No-Win Scenario for Consistent Lifers? Thoughts Inspired by Bloodlands
History has a way of challenging your beliefs. Past human experience, with all its complexity, ambiguity, hard cases, and agonizing choices, can cast doubt on previous certainties about justice or right and wrong. Advocates of the consistent life ethic might find their beliefs challenged in this way by the extremely dark chapter of human experience recounted in Bloodlands: Europe between Hitler and Stalin (2010), by Yale historian Timothy Snyder. The history covered in this book raises disturbing questions about how to fight aggression and injustice. Both consistent lifers who adhere to pacifism and those who adhere to Just War Theory might find that these questions defy any easy answer.

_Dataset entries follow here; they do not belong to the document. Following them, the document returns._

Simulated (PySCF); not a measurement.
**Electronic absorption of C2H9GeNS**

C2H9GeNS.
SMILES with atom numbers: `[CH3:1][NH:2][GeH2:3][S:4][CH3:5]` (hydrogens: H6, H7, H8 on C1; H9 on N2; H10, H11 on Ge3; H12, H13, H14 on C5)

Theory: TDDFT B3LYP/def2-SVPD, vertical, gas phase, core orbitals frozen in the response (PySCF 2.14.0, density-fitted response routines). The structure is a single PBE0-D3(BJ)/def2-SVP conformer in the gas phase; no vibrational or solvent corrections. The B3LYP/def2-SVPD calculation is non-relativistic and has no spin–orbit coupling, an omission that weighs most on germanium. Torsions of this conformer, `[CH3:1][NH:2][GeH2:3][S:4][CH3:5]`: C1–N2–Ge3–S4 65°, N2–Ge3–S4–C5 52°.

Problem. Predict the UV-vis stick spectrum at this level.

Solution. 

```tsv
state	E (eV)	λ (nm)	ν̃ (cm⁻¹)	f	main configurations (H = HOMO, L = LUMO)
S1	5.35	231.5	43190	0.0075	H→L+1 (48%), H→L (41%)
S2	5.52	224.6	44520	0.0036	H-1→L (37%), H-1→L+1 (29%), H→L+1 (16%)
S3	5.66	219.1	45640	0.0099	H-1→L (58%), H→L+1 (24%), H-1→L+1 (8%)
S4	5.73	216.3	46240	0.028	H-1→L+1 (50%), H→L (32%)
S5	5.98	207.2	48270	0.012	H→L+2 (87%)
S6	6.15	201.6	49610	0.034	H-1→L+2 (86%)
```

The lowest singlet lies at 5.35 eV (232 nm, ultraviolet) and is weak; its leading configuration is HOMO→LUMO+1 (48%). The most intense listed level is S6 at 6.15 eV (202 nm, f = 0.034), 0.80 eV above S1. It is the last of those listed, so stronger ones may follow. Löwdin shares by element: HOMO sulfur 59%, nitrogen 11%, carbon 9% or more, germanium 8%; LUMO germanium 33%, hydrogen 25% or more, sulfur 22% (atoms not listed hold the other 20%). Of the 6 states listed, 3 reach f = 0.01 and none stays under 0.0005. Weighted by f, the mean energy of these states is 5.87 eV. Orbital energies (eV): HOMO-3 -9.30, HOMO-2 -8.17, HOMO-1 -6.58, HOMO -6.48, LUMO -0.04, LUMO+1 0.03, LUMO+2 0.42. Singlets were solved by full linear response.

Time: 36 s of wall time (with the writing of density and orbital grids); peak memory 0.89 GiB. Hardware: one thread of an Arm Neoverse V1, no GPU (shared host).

Snyder’s book follows the history of the region of Eastern Europe consisting of Poland, Estonia, Latvia, Lithuania, Belarus, Ukraine, and western Russia—which he dubs the “Bloodlands”—from roughly 1932 to 1953. During those years, the inhabitants of the Bloodlands suffered the brunt of both Stalin and Hitler’s crimes, such as the massive Ukrainian famine of the early 1930s that was at least partly caused by Stalinist policies; the death at German hands of Soviet POWs during the Second World War; and, above all, the mass murder of almost six million Jews by the Nazis and their collaborators in the Holocaust. What all these and many other atrocities have in common, as described by Snyder, is that the victims were not combatants in war but civilians or POWs. All told, Snyder reckons that a staggering 14 million people were killed in the Bloodlands in this way during the 1930s and early 1940s. The result of Snyder’s research is a sickening catalogue of evils.
Much of the book deals with events during the Second World War, and the account of this period raises the most disturbing questions for consistent lifers and others concerned with avoiding violence and pursuing peace. Nazi Germany’s attempted conquest of Europe is viewed by pacifists and Just War advocates alike as a great evil. Where pacifists and Just War theorists likely part company is on the proper response to the aggressor: a pacifist might argue that nonviolent resistance should have been attempted, while a Just War theorist might argue that the use of military force was a legitimate response. Although it does not directly address this debate, Bloodlands, taken together with other accounts on the period, throws both views into doubt.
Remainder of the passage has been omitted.